In the comments section of PW’s response to me a Muslim named Kaleef said that Peter (Acts 10:21) and Gabriel (Luke 1:19) both uttered the phrase ego eimi, so if Jesus saying this is a claim to deity then so is theirs. Incredibly, PW, who is on record saying he knows Greek, first told Kaleef that this was a good point. If PW knows Greek then he also knew better than to say such a thing. For reasons known only to himself (and God!) PW did not correct Kaleef. Instead, he commended him. It took another commenter to correct both Kaleef and PW before the latter conceded. The fact is these are not parallel to the “I Am” sayings of Jesus at all. Both of the above-proposed counter-examples have a clear, unambiguous predicate.
ego eimi hon zeteite (Acts 10:21)
ego eimi Gabriel ho parestekos enopion tou theou (Luke 1:19)
The saying of Jesus in Mark 6 and its parallel in John 6 have no predicate. One could try to argue that a predicate is assumed and can be supplied from the wider context, but PW made no attempt to argue this point and in any case such an attempt would run contrary to the context-rich setting of the utterance, noted already by the commentators.

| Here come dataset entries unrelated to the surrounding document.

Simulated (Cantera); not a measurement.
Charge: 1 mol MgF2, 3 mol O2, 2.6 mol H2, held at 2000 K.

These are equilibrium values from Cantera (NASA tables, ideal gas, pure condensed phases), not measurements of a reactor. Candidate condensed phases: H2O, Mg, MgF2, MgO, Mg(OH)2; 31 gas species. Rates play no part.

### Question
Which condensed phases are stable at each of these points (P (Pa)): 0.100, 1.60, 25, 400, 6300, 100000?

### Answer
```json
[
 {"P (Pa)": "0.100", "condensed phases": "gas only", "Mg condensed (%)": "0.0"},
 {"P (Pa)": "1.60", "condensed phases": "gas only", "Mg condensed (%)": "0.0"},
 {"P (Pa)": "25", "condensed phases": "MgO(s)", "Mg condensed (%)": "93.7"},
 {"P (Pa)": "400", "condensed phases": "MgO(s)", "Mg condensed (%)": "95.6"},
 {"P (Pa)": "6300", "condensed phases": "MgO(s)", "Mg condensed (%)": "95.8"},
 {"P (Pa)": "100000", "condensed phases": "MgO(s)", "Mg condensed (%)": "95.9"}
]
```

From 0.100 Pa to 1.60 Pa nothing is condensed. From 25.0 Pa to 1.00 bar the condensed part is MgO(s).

All of this exposes not only the error of PW: it also shows the error of many of the scholars PW quoted in order to argue that John’s Christology is higher than what we find in the Synoptic Gospels. The claims that scholars make are only as good as the evidence on which those claims are made. In fact, Raymond Brown, the very scholar PW lauded as the greatest Johannine scholar in modern times, who was quoted as saying that John’s “portrayal of Jesus is quite foreign to the Synoptic Gospels,” comes perilously close to refuting this claim when discussing the actual evidence in another one of his publications. After saying the following in his comments on John’s Gospel:
I would include two other texts. The first is [John] 6:20 where the disciples in the boat are frightened because they see someone coming to them on the water, and Jesus assures them, ‘I AM; do not be afraid.’ The second is [John] 18:5: The soldiers and police who have come to the garden across the Kidron to arrest Jesus announce that they are seeking Jesus of Nazareth, and he answers, ‘I AM.’ Some would tell us that the first means simply, ‘It is I, i.e. someone whom you know and not a supernatural being or ghost.’ And they would tell us that the second means simply, ‘I am he, i.e. the one you are looking for.’ A better solution is to recognize a play on the expression ‘I AM’ as having a twofold meaning: While it has a simpler story-line import (as just exemplified), it also has a higher connotation. In the first example, the sacral comes from the context that involved Jesus’ walking on the water and a dangerous storm from which they are immediately brought to land: in the second example it comes from those who, hearing Jesus’ response, fall back to the ground. Both, then, would be instances of a theophany or divine appearance of one who, like the God of Israel, is master of storms and the sea and at the mention of whose name every knee must bend.
Brown goes on to say the following:
John did not invent this usage, for there are examples that verge on the absolute use of ego eimi in the Synoptics even though one can argue that a predicate is assumed. For instance, in Matt 14:27 (Mark 6:50): As Jesus comes walking across the water, he says to the disciples in the boat, ‘Ego eimi; do not be afraid.’ This is the same use we saw in John 6:20 (footnote 202). That in this scene Matthew intends more than a simple ‘It is I’ is suggested by the profession of faith elicited by the disciples (Matt 14:33), ‘Truly you are God’s Son!’ Or again, when speaking of the signs of the last days Jesus warns, ‘Many will come in my name, saying ego eimi’ (Mark 13:6; Luke 21:8). The context does not clearly suggest a predicate (even though Matt’s 24:5: ‘I am the Messiah’); and the juxtaposition of ego eimi and ‘my name’ brings us close to Johannine usage. Thus, John’s absolute use of ‘I AM,’ rather than a creation from nothing, may be an elaboration of an early tradition that has left some traces in the Synoptic Gospels as well.” (Brown, An Introduction to New Testament Christology (Mahwah, N.J.: Paulist Press, 1994), pp. 137, 139-140.)
At the end of the day it must be understood that PW has a theory. In truth, he has several theories. And unfortunately for PW he has decided to let these theories determine what he will allow to be facts. Indeed, his theories determine in advance what the facts are and what they are allowed to say or not say. That’s why an argument as facile as appealing to (some) English translations over the underlying Greek will be clung to no matter how pathetic it is.